Musicians celebrate accordion

(Courtesy photo/Albert Villegas)

By ALBERT VILLEGAS
Special to the NEWS

To say there was a connection last week inside the Texas Conjunto Music Hall of Fame & Museum during an event aptly named “The Accordion’s Cultural Connection” is an understatement.

Musicians who traveled to the San Benito museum from the north, including the Midwest, joined local players in front of about 20 people and explained how they began to play an instrument that dates back to the 19th century.

It was a bridging of various cultures through European polkas, and local conjunto, Tejano, Norteno music – and the guests served as eyewitnesses, many of them using their cellphones to record familiar and foreign songs that had titles such as “The Austrian March,” “Path to Marabia (sung in Czech),” “Roll Out the Barrel,” “Noche Azul.”

Some common characteristics the musicians shared was emotion and a feel as their fingers touched the accordion keyboard and bass buttons. Their bodies moved to the sound they created while simultaneously controlling the inward and outward bellow to produce polka or conjunto music.

Patricia Avila, the museum’s executive director, said the event served as an educational event to merge German Czech and conjunto.

She introduced Alex Meixner, who anchored the presentation on how the accordion has bridged the musical gap between Europe and the Americas.

Meixner is a fourth-generation musician who specializes in blends of Austrian German, Slovanian Croatian, Czech, Slovak, Polish music.

Meixner and others braved inclement weather to travel to San Benito from New Braunfels. He was accompanied by Danny Jerabek, of Wisconsin, Zeke Martinez, of Ennis, and Dr. Michael William Patrick Fortunato, of Pittsburgh, Penn.

Meixner met local musician and instructor Juan Longoria, Jr. at an Austin accordion competition event in 2019.

Longoria, who is a second-generation musician who started to play the accordion at age nine, also teaches the conjunto program at Los Fresnos High School. He performs with his family in Grupo Conteño.

“I was so impressed with the Los Fresnos students and told Juan, ‘We need to do something together,’ so here we are,” Meixner said. “It’s awesome to hear young people, and then to see the history that has been preserved in this part of the world.”

Juan Longoria III was also in attendance, and he has his with Grupo Secretto.

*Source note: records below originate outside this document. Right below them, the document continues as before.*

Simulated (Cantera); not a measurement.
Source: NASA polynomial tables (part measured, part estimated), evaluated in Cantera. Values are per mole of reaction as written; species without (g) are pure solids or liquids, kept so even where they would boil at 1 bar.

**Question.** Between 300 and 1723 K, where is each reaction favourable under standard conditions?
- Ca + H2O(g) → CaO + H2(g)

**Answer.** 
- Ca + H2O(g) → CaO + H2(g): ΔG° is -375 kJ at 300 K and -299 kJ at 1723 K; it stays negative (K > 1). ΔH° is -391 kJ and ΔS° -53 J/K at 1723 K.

Longoria played alongside his uncle, Romulo Longoria, Jr., who jammed with his bass guitar.
As Juan, Sr. stood next to Meixner on the museum’s compact stage, he said, decades ago, Mexican citizens, in what would become Texas, “adapted the polka, and gave it a little twist.”

“But what you hear these visiting musicians play has a lot of similarities to what we have come to know in the Valley,” Longoria said.

Martinez said when he became a teenager in his hometown, which is just south of Dallas, he began to play with a conjunto band. It was then when he started to appreciate Czech music, too, since there is a large Czech community in Ellis County.

“It took off from there, and I was playing for nearly a decade, and started doing Czech music around that area,” Martinez said.

Dr. Fortunato is of Italian heritage. He has a doctorate in applied sociology, and he is versed in five languages. He played the saxophone and clarinet alongside the accordionists.

One of the final songs that Dr. Fortunato sang was the standard Mexican ballad, “Volver, Volver.” The interactive audience sang along with him. Once the song concluded, all the musicians received a thunderous applause.

“Driving down to San Benito, there was a lot of rain on the road, and we weren’t sure this event was going to happen,” Meixner said. “This trip was so worth it.”